So many painful milestones face you when your child dies. The obvious ones - his birthday, Christmas, Halloween. Annual events that you must learn to face, to get through with some semblance of keeping-it-together. Then there are the single milestones that he’ll never reach - learning to drive, prom, high school graduation. The ones that you know when they should have happened.
In a perfect world . . .
As time goes by, I am finding that there are other milestones that are even more painful because you don’t expect them. There is no bracing for the pain.
We have moved twice since Keeghan died. Because of that, I now know people who never knew my son. But few people who know me for more than an hour remain ignorant to the fact that I have a son, and that he died. I am not quite as in-your-face about letting people know as I was in the first couple of years after his death, but if someone asks me how many children I have, I tell them. Two. The fact that one is no longer living does not make him any less my child.
What took me by surprise, however, was finding out that someone I know and talk to fairly often didn’t even know what my son looked like. I know, weird. Why would she? She’s never been to my house to see his picture on the wall. I don’t carry his picture around and show it to everyone I meet. As silly as it sounds, I guess subconsciously I assumed that anyone who had ever spoken to me about him would somehow see him in their mind’s eye as I see him. Vibrant, beautiful, alive.
The other shock came from the realization that she might not know his name. Don’t people automatically know both of my kids’ names? If they know Mackenzie’s name, shouldn’t they know Keeghan’s also? For so many years, when referring to our children, it was always “Mackenzie and Keeghan.” But that isn’t the case anymore, at least not in the minds of those who never knew Keeghan. But I didn’t realize that.
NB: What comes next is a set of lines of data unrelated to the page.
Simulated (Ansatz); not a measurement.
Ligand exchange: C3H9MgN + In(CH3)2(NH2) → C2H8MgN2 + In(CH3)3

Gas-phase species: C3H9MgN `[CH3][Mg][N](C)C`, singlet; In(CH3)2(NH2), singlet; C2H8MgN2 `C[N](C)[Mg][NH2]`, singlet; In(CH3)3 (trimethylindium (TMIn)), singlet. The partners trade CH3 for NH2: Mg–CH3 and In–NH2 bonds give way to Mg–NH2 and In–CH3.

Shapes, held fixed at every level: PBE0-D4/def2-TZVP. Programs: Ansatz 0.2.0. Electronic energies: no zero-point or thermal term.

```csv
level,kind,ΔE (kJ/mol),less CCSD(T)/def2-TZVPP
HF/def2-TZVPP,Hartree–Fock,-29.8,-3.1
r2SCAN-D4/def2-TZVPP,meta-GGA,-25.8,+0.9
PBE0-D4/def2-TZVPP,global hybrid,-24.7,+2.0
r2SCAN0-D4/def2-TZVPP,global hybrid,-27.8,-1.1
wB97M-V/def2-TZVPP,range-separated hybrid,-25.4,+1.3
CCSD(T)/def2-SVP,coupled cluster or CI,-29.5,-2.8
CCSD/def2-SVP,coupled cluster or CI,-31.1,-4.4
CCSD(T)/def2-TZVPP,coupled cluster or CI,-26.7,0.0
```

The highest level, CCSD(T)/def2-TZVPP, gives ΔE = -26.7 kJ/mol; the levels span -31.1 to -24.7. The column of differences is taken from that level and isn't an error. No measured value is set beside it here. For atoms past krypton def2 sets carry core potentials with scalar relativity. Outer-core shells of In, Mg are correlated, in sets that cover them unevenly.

It’s hard reaching these milestones. Facing the fact that there is a lifetime ahead of me of meeting people who will never know him. A lifetime of reacting to the gut punch of realization that comes with the reaching of these milestones. A lifetime of knowing that there is a huge part of me missing, but only those who knew me before his death will even realize it’s not there. Some spark of the old Shannon, the one who was whole, that is gone.
These milestones are like another death, one with no ceremony to mark its passing. Only more tears.
All of the things you mention are painful...and profound. Milestones, as you say, that one never wants to reach.